Overview

In this post, we will cover how to load, modify, and execute the PoseNet models. We will also be comparing the relative efficiency of the ResNet50 and MobileNet versions of the model using the GPU and CPU backends for the Barracuda library.

Update PoseEstimator Script

Before we can execute the models, we need to add some new variables and add a new layer to the end of the selected model.

Add Public Variables

The ONNX files that we imported into the Assets section in part 1 are automatically converted into Barracuda model assets called NNModels. We need to add a couple public NNModel variables for the MobileNet and ResNet models.

We will also add a public WorkerFactory.Type variable so that we can switch between the available Barracuda backends while the project is running. Give this variable a default value of WorkerFactory.Type.Auto. This will automatically select the best backend for the platform.

[Tooltip("The MobileNet model asset file to use when performing inference")]
public NNModel mobileNetModelAsset;

[Tooltip("The ResNet50 model asset file to use when performing inference")]
public NNModel resnetModelAsset;

[Tooltip("The backend to use when performing inference")]
public WorkerFactory.Type workerType = WorkerFactory.Type.Auto;

Add Private Variables

To perform inference with the Barracuda library, we first need to generate an object-orientated representation of the model. We then create an IWorker interface to handle model execution.

In order to switch between models or backends while the project is running, we will need to keep track of the current model and backend. Whenever we switch between models or backends, we will need to initialize the IWorker with the new model and backend.

We will define a new struct called Engine (for inference engine) to keep track of the current backend, model type, and IWorker.

The PoseNet model has four outputs: heatmaps, offsets, displacementFWDLayer, and displacementBWDLayer.

The heatmaps are basically low resolution versions of the input image where each pixel contains a value indicating how confident the model is that a given key point is in that spot. There is a heatmap for each key point predicted by the model.
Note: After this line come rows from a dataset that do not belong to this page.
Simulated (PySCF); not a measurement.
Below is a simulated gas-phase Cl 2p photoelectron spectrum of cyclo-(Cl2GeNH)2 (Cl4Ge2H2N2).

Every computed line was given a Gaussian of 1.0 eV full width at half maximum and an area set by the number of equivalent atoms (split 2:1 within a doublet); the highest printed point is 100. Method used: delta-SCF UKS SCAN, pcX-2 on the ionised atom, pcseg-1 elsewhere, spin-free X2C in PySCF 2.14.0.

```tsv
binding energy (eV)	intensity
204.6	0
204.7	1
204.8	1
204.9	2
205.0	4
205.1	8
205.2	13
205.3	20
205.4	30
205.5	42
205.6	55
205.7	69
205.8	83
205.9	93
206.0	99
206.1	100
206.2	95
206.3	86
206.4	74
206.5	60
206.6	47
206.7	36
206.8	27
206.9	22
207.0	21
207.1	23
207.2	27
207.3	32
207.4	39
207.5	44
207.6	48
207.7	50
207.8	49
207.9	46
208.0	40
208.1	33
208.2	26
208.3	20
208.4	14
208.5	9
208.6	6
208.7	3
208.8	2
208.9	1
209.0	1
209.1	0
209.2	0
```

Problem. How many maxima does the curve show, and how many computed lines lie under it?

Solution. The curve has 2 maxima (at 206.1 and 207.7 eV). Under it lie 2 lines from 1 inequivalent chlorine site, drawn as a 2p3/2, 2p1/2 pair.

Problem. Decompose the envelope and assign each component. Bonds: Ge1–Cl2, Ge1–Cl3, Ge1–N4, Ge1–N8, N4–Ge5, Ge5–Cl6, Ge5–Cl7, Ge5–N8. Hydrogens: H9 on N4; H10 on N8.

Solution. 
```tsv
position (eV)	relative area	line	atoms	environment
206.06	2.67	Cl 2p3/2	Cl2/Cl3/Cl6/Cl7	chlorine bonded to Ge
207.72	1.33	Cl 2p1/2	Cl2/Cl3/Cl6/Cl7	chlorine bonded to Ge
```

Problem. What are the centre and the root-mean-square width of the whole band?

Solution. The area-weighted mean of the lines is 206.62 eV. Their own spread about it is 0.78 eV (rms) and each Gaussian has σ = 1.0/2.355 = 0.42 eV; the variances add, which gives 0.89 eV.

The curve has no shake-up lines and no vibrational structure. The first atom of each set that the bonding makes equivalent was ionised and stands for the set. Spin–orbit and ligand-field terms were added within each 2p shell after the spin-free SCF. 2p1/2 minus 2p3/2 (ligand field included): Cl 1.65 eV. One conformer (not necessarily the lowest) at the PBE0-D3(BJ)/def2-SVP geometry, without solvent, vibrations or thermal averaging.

The offsets are used to refine the rough locations from the heatmaps. There are two offsets for each key point. They correspond to the X and Y axes. These values are added to the coordinates (i.e. heatmap indices) estimated by the heatmaps to scale the coordinates back up to the input resolution and give a more accurate position.

The last two outputs are needed specifically for multi-pose estimation and are used to identify key points that belong to the same body in an image. These will be explored further in the post covering the post processing steps for multi-pose estimation.

The names of these output layers are different for the MobileNet and ResNet models so we will need to keep track of them as well.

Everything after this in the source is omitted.